Flip, Float, Fly Seeds on the Move by JoAnn Early Macken, illustrated by Pam Paparone. Holiday House, NY, New York, 2008.
Be prepared to appreciate those maple seeds inhabiting your planters and dandelion seeds floating through the air when you read this book. Like many a gardener I fight with those helicopter-like seeds my maple trees seem intent on planting in my container gardens. And don’t get me started on dandelions. But being a sometime kindergarten teacher, I know the allure of dandelions to young children. They seem to just go together: small children and those yellow flowers that most adults feverishly try to eradicate from their yards. Some teachers forbid the kids from bringing them into the classroom, but I’m just an old softie, I guess. I just don’t have the will to tell a little girl to throw away the dandelions she so carefully picked for me. (Instead I quietly throw them away later.)
Flip, Float, Fly Seeds on the Move is a lovely non-fiction picture book from which I learned what those weird looking seed pods are that I see sometimes on walks in my neighborhood. Locust tree pods. I don’t have a locust tree in my yard but I see them everywhere and now I know what they are. I love the tree’s fern-like leaves that seem to turn silver, quivering in the wind.

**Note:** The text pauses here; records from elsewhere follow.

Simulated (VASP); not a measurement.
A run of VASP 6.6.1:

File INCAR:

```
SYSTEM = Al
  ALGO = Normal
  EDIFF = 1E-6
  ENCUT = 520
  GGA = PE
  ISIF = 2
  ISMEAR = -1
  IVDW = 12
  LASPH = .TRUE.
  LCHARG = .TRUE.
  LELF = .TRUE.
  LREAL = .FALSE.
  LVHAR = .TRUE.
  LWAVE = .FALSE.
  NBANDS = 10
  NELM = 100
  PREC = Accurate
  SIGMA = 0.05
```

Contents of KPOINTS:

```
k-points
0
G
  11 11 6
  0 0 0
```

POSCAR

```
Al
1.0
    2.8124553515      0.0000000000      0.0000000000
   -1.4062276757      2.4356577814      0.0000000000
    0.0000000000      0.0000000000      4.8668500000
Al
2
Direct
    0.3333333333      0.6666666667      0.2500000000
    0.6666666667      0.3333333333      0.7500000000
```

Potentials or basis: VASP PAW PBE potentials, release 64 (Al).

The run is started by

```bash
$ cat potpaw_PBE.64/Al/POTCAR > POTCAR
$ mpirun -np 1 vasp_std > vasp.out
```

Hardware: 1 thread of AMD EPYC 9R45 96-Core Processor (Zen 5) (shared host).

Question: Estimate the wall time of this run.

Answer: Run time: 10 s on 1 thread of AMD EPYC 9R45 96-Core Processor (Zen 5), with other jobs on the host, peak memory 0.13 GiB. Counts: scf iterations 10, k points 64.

Early Macken’s perfect prose tells how seeds get carried away and replanted in new places: by water, wind, and even bats: “A bat finds a feast in a fig tree and wings away with the seeds inside. The seeds pass through its body unharmed and fall to the ground in its droppings.” Squirrels hide acorns “…and bury them to eat later. But does it use all the food it collects? No. Lost acorns can grow into strong, shady oak trees.” My yard has a prolific squirrel population so when I’m digging in the soil I’m forever finding acorns the squirrels have “squirreled” away.
The realistic acrylic paintings by Pam Paparone are a riot of color. One favorite page of mine depicts a garden with everything from carrots to roses. A small boy carries a potted hydrangea bigger than he and a small dog waits for a ride in a wagon. A seed package is tipped over in the corner, flower seeds spilling out. Several pages have easy to read diagrams of the parts of plants, such as the flower, fruit, leave, pod, etc. set off in a white circle so even the youngest child’s eyes will be drawn to them.
The last three pages have diagrams of the parts of plants with definitions and notes on what conditions seeds must have in order to take root, grow and make more seeds. This is the perfect book to read to that young gardener in your family who is helping parents or grandparents with planting.